26 August 2014

Guest Post: The Town's Half Marathon Recap

For those of you who don’t know me, I’m Paulette’s husband, Kevin. This is my first guest post on the blog and I’m writing it to share my experience last Saturday at a cool new race in Oakland – The Town’s Half Marathon. Paulette was offered a free entry to the race, but it conflicted with Bird Camp, so the race director gave her a free entry for a friend or family member instead. I’ve typically had good experiences running in the East Bay and jumped at the chance to run this inaugural event.

Hello!

I like to take transit to Oakland, when feasible, and I was happy to learn that I would be able to take BART to both the race expo and the race itself. On Friday, I caught a VTA express bus near my office in downtown San Jose and took it to the Fremont BART station, where a horde of Raiders fans and I caught a BART train to Oakland. The race expo was outdoors in Palm Plaza at Jack London Square, which is less than a mile from the closest BART station in Lake Merritt. I arrived towards the end of the race expo, so I basically just stopped by to pick up my bib and shirt. The race expo was right next to the iconic Heinold’s First and Last Chance Saloon (est. 1883) and I was tempted to stop in for a beer, but I knew it would take me some time to get home and I wanted to be well rested for the race.

On the Saturday of the race, I was able to park for free at the Fremont BART station and take the first BART train at 5:54 AM directly to the start line at Frank H. Ogawa Plaza, which is adjacent to the 12th Street Oakland City Center BART station. Taking transit allowed me to get there about 30 minutes before the race, which was enough time to use the porta-potty and take a few pictures.

It was cool and foggy on the day of the race, which was ideal. I was recovering from a cold and decided to run with my hydration pack. It was convenient to have extra fluids with me and taking the pack allowed me to carry additional GU Energy Gels and a Picky Bar.

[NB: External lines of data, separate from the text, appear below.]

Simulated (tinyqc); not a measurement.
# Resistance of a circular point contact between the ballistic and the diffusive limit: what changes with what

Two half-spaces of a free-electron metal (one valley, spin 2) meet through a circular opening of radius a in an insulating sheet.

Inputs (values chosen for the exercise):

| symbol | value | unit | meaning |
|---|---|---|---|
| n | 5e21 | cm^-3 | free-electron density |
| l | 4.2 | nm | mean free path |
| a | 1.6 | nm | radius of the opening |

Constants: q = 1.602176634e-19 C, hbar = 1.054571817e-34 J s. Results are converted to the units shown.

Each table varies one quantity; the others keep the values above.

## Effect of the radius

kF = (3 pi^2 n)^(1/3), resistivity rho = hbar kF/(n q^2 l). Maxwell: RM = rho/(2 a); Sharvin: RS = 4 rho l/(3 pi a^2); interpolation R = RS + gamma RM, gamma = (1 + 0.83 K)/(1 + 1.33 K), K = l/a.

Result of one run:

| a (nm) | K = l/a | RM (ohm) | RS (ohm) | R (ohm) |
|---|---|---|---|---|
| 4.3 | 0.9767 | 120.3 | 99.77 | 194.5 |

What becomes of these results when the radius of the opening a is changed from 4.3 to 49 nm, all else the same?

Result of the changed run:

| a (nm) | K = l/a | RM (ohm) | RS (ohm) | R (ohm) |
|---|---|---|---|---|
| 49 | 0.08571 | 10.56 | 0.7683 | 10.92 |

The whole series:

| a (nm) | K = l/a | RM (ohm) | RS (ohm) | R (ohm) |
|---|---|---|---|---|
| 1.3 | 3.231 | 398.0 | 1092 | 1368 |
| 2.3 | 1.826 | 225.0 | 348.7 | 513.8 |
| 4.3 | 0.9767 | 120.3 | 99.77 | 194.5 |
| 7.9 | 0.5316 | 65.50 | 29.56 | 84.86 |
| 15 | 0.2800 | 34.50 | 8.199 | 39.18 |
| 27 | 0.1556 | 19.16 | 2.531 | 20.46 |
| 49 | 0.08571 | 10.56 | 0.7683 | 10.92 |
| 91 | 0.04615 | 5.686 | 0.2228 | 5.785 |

Since this was an inaugural event, Mayor Jean Quan was on hand to say a few words and participate in a ribbon cutting ceremony. This was followed by a jazz keyboard rendition of the National Anthem and the much anticipated start of the race.

Ribbon cutting ceremony.

The start line.

Several friends have asked about the course, so I’ll take you through it. From the start, the course headed toward the waterfront and made a loop past the Port of Oakland and Jack London Square. From there, runners went back through Downtown and up Broadway towards Piedmont. The course then took runners up Piedmont Avenue and around Claremont, before looping back towards Lake Merritt. Runners then made an extended loop around Lake Merritt before returning to Frank H. Ogawa Plaza and the finish line.

The course map.

I’ve run a few races in Oakland in the past and this was easily the most scenic. I enjoyed seeing both the Fox Theatre and the Grand Lake Theatre movie palace on the course. I ran a training pace for most of the race and finished in 1:50:31.

The Fox Theatre.

The Expo: As I mentioned above, the race expo was the Friday before the race in Palm Plaza at Jack London Square. Volunteers were helpful and I didn’t have to wait in line to get my bib or shirt. There were a small number of vendors selling their wares out of tents on the plaza and, of course, free samples of Nuun.

Course Support: There were an adequate number of volunteers on the course and I felt that the Oakland Police Department did a good job directing traffic. I saw a few angry drivers who were upset at being diverted by the race, but generally people were cooperative. There were about six aid stations with water and electrolytes.

The Finish Line: The enthusiastic volunteers at the finish line promptly gave me a medal and swag. Instead of bottled water, finishers were given reusable water bottles and directed to a water station where they could fill them. Food at the finish included bananas and “PB & Awesome” sandwiches from the folks at Oakland Juice & Co.

The finish line.

Medals!

The Swag: As advertised, the race shirts were gender-specific technical shirts with a cool design. The medals were also well done and incorporated the oak leaf logo from the race. Finishers got a Brita filtering water bottle in the color of your choice and a mason jar for complimentary beer and wine. Strike Brewing had a tent in the beer garden near the finish and I enjoyed a jar of the Blonde, which was perfect for post-race recovery at 4.5% ABV. Did I mention that there were free race photos!?

Nice shirts

Check out the mason jar full of beer!

Overall, I had a blast at The Town’s Half Marathon and would recommend it to anyone looking for a late summer half marathon in the San Francisco Bay Area.

24 August 2014

Weekly Recap: NYCM Training and New Trails

What I discovered over the past 2 weeks: I'm not very good at using Run Coach. I suppose it's been a strange couple of weeks with traveling, but I need to get better about following a plan. I didn't write a recap for last week so I'm documenting it here too.

August 10 to 23

Last week in Bend, I ran a little extra because I wanted to enjoy the terrain and trails while I could. It's not every week I have the chance to run in such a beautiful new (to me) place. It also didn't help that I had to move my long run from Saturday, August 9, to Sunday, August 10; Run Coach doesn't like any schedule switches and gives me big fat exclamation points. This is one of those times I REALLY wish it would give me Monday to Sunday total instead.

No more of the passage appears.